Nutrition For The Soul: McPherson Community Garden Brings Fresh Food and Unity

23 Nov

A community garden may just seem like a way to make an area look nice, but the impacts actually go deeper than you’d think.

Imagine stepping out of your back door and being greeted by an lineup of thriving vegetable gardens. A place where you can gather free, organic ingredients for your next meal, all while being surrounded by your neighbors who are doing the same thing. Fresh tomatoes, carrots, peppers, kale, and anything else you can imagine. All free, organic, and grown by you. This lifestyle is a reality for many neighborhoods all over the country thanks to community gardens.

Andy Cross, a self proclaimed outdoorsman, leads the McPherson Community garden. It’s one of two thriving community gardens in the Skinker DeBaliviere neighborhood, and has over 60 raised beds run by members of the surrounding community.

Originally, Andy and his neighbors wanted to start a community garden for beautification of the area, mostly dedicated to flowers. Upon getting started, Andy realized there was something more that could be done.

“I wasn’t so aware of it then as I am now”

There is an increasing issue with access to healthy food in many communities throughout St. Louis and the United States as a whole. Most affordable food that comes to mind is generally unhealthy (fast food, etc.) and certain communities are having less and less access to resources that aid in building wholesome diets.

Andy and his neighbors became increasingly aware of this issue as time progressed. “I wasn’t so aware of it then as I am now.” Andy says, referencing the issues with access to healthy food. This is common, since many people are unaware of these issues unless they’ve dealt with them personally.

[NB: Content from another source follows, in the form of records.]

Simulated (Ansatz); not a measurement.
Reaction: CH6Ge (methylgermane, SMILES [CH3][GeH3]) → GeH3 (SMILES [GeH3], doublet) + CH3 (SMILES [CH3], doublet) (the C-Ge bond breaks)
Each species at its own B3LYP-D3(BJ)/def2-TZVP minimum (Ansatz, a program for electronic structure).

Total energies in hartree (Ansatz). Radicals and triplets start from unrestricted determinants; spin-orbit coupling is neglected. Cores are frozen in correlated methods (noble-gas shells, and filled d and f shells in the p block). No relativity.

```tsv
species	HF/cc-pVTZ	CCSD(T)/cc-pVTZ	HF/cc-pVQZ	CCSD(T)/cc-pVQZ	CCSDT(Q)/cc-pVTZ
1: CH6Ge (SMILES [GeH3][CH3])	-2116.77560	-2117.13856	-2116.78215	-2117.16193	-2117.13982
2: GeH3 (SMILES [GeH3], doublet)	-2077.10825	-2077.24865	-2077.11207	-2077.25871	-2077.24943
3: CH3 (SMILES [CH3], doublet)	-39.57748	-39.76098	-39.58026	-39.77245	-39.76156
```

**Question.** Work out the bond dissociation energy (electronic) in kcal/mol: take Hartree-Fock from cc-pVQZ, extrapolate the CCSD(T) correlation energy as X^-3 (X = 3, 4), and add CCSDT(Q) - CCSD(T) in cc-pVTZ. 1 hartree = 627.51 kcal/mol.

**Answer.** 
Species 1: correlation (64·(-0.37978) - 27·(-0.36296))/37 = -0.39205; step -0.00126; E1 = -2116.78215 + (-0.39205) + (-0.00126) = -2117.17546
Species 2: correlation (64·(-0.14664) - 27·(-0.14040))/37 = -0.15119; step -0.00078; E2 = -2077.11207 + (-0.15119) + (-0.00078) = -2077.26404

There has also been a serious issue with numerous grocery stores closing down, as they cannot keep up with their online competitors. Again, this directly impacts underserved communities. While not a perfect solution, community gardens are a helpful start to aiding in this issue.

According to Austin Huguelet of the St. Louis Post-Dispatch, many chain stores lose interest in their locations that are in poorer neighborhoods, leading to their closure.